Computer Science – Math degree, not a programming degree. Programming languages are tools to solve problems, in line with algorithms and data structures. You tend to specialize in the end of your tenure: Artificial Intelligence, Programming Languages, Computer Graphics, Human and Computer Interaction, or Embedded Systems.
Information Technology – Certification paths serve as the curriculum for the degree. Get exposed to a lot of modern technologies. SQL Server, Cisco switches and routers, Microsoft Servers, Linux servers and desktops, Windows desktop troubleshooting. Sometimes the school will pay for your certifications as well.
All of the above can assist in your journey to becoming a systems administrator.
But, you will never stop learning.
Technology is always changing. That’s what the ads on the radio are always telling me. But, it is true. Once you get comfortable with a stack, if you get a promotion or a new Director of IT, you’re probably going to have to learn another stack. If you don’t think you can commit to a lifetime of learning, this might not be the right job for you. There is a lot of opportunity, and if you’re good at learning then the tasks ahead are not going to be as bad compared to someone changing careers and has been out of school for 20 years.
Still reading? You’ve made it this far, and still think you want to get the ball rolling on becoming a sysadmin? Good, good, let the engineering flow through you. Now you’re asking how can you take all of the above and simulate being a sysadmin?
What a great question!
- Setup a hypervisor
- Setup a configuration management (Puppet, Chef, Salt)
- Setup DHCP and DNS servers for your lab (do this with as little interaction as possible, automate!)
- Implement user management and authentication (Active Directory, LDAP + Kerberos, etc)
- Set up replication and failover (LDAP, DHCP, AD/DNS)
- Implement Load balancing on the DHCP or LDAP servers
- Implement monitoring solution (Zabbix, Icinga, Nagios, etc.)
- Configure those monitoring solutions to use SMTP to communicate alerts
- Write scripts to pull system resources and output them to .csv or .html
- Setup file servers using NFS or SMB
- Setup a “Devops Server” (Jira, Jenkins, TravisCI)

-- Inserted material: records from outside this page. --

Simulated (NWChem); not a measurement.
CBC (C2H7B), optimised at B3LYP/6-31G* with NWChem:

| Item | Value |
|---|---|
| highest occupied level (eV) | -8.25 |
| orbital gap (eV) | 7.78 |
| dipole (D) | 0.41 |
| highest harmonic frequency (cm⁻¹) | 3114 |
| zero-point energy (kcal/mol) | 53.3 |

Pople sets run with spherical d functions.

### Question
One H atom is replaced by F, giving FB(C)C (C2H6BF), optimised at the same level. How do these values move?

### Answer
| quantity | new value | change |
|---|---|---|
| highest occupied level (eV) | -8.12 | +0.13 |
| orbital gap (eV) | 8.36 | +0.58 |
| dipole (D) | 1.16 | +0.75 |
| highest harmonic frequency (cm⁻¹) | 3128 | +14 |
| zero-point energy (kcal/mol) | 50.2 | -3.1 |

- Setup web servers (Nginx and Apache, do both)
- Force web and devops servers to use https
- Auto-renew certs for encrypted servers
- Build templates for workstations for different user groups
- Test that, build a developer workstation and an accounting workstation
- Create roaming profiles, and test that
- Take a project off github that is functional and build an environment for it
- Setup automated backups (Veeam, Bacula, etc)
- Build another environment to test those backups
- Restore a prod server from a backup
- Document your entire process in a blog or wiki
- Keep going!
Check out NextCloud:
So, what’s next?
Get a job, ya bum!
Yikes, not sure what came over me. I’m sorry But, now that you know what it takes, you’ve built up some of the appropriate skills and experience, it’s time to start looking around your area and see what’s hot.
Those are all great resources, and if you throw your resume on there, you’ll probably get harassed by e-mail and phone. Sometimes they’ll be bleh, but other times you may get hit with a surprise.
I also recommend getting a LinkedIn profile. This will allow to network with people in your company, your field, and in the industries you’re looking to be in. There are tons of groups on LinkedIn to join, malware analysts, systems engineers, cloud architects, it has a lot of potential. You can also search for Jobs on LinkedIn. My last two or three gigs I’ve found on LinkedIn. One job I didn’t even apply for!
Check around for a hacker association or meetup group in the area. I have a few in the area, and when I’ve gone it has been a fantastic experience. The price of admission is often a cup of coffee or a beer, and you get a topic of the week/month, and usually a 15-minute job board, with people willing to take resumes or hear your elevator pitch.
Epilogue… Until we meet again
The road can be long. Don’t give up! Becoming a sysadmin takes dedicate and can be a bit of a process. With hard work, passion, and continual progression you can make it. There are thousands of departments out there with underutilized resources. There are people that are apathetic and couldn’t care less about the job. Stand tall, rise above the rest, and you will succeed. Once you care about the tech, the job is easy.
Revisit this as time goes on to see new and exciting projects to build and experiment with, as well as evolving advice and tools of the trade.